The spectre of the far right in the ascendency is spooking bond markets. The fiscal outlook for France, and the Eurozone, will remain a concern, even if Rassemblement National cannot garner an absolute majority, due to demographics, climate change and higher military spending requirements. Paul Johnson, Director of the Institute for Fiscal Studies (IFS) in the UK, was brutal in his assessment of both the Labour Party’s and the Conservatives’ fiscal plans: there is a “conspiracy of silence” on the stark choices facing the next government in terms of tax and spend.
However, the biggest implications for bond markets remain on the other side of the Atlantic. President Biden’s performance during the first Presidential debate last Thursday has led to growing calls for him to step down as the Democratic Party candidate. The odds of second Trump term have jumped following the debate, and the chances of a Republican sweep have also risen.

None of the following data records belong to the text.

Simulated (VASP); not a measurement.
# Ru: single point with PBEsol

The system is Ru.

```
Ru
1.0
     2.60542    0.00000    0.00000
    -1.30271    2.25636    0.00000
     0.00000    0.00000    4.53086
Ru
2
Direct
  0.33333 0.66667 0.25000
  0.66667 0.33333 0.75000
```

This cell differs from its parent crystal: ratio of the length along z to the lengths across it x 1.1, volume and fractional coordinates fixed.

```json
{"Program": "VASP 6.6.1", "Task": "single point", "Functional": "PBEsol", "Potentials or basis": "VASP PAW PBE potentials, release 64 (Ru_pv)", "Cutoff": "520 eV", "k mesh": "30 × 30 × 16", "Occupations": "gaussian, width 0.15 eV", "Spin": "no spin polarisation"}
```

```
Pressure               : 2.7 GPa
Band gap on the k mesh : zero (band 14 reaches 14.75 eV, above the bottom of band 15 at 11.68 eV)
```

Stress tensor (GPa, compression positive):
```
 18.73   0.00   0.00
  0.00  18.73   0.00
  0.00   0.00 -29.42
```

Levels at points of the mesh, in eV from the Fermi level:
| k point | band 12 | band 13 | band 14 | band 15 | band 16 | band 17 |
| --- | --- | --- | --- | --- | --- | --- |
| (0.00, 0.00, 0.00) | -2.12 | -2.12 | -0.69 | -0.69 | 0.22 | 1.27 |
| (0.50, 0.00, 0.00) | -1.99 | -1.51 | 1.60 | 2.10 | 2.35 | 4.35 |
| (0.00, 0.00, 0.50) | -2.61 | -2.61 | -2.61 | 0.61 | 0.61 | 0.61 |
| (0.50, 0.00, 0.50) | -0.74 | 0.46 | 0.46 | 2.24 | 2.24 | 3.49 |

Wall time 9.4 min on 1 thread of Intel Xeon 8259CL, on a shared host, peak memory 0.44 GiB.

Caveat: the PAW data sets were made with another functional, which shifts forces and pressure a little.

Fully extending the TCJA tax cuts could add $4.6tr to the deficit between 2025-34. Trump’s proposals also include a 10% across-the-board tariff on all trading partners as well as a 60% tariff on goods from China. A partial substitution of tariffs for income tax revenues appears inevitable under a Trump presidency. Policies that threaten to slow the pace of the clean energy transition, or reduce immigration drastically, could also hit the supply-side of the economy, damaging the fiscal outlook further.
Trump may not be able to follow through on some of the more extreme policy proposals being touted. But it is becoming increasingly difficult to envisage a scenario where deficits are brought back down towards more ‘normal’ levels. With term premia still hovering around zero, it is not at all clear that markets have priced in the repercussions for bonds. The risk ahead is that investors balk at funding exorbitant deficits. The slide in the yen past 161 against the dollar is putting additional pressure on the long end of the curve.